>
>And the US comes 15th on this list. How many league tables do they have
>in this report? And does one of us care enough to read the actual report
>and report back to the list?
I think this has been addressed but I wanted to make some points clear in case anyone is confused.
WHO evaluated health systems and found that Japan is number one in "health level" as measured by disability adjusted life expectancy. There are many problems with this but the most problematic are:
1) that health care systems play only a small role in determining health outcomes (social, physical, and economic environments and other things determine health outcomes). 2) disability adjusted life expectancy is a controversial way of evaluating people. WHO discounts for all physical and cognitive disabilities (there lives are only a "fraction" of a non-disabled life). Unfortunately, I will need to look at the technical report for the details and to find out just how fractional being variously abled is.
They also looked at health expenditure. United States is number 1 here.
Then they looked at health system effectiveness (what they call "overall health system performance") which attempted to look at health outcomes related to their health production frontier (given by health expenditures). This is where France ended 1. (This is the list that Doug posted).
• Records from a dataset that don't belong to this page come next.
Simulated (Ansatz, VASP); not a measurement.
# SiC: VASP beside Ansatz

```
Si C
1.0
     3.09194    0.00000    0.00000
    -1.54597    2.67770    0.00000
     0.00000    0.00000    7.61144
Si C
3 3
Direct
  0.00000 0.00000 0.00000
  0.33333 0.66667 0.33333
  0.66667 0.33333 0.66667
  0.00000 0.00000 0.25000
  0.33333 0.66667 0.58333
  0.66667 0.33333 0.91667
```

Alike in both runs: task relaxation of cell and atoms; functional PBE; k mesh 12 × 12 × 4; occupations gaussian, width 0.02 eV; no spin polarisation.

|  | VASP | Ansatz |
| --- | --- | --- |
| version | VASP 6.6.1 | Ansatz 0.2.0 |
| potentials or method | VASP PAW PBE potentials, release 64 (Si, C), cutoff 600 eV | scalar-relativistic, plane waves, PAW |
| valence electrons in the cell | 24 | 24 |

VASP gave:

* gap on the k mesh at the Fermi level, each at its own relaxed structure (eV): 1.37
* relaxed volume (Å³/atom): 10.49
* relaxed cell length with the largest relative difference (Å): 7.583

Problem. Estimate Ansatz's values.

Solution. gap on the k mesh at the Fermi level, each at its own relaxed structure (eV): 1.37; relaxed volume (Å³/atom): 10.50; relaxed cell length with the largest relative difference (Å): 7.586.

There are other related rankings (United States is 1 in responsiveness but "responsiveness" is measured by asking for people's subjective impression of their health system--so the US is number 1 in "feeling number 1". They have measures of the distribution of health outcomes and the distribution of health finance. Chile is 1 in disability adjusted life expectancy distribution and Columbia is 1 in health care financing fairness (United States is 55th in financing fairness).
All the rankings are at the WHO website (http://www.who.int/whr/)
Peace,
Jim "If you are not a myth, whose reality are you?"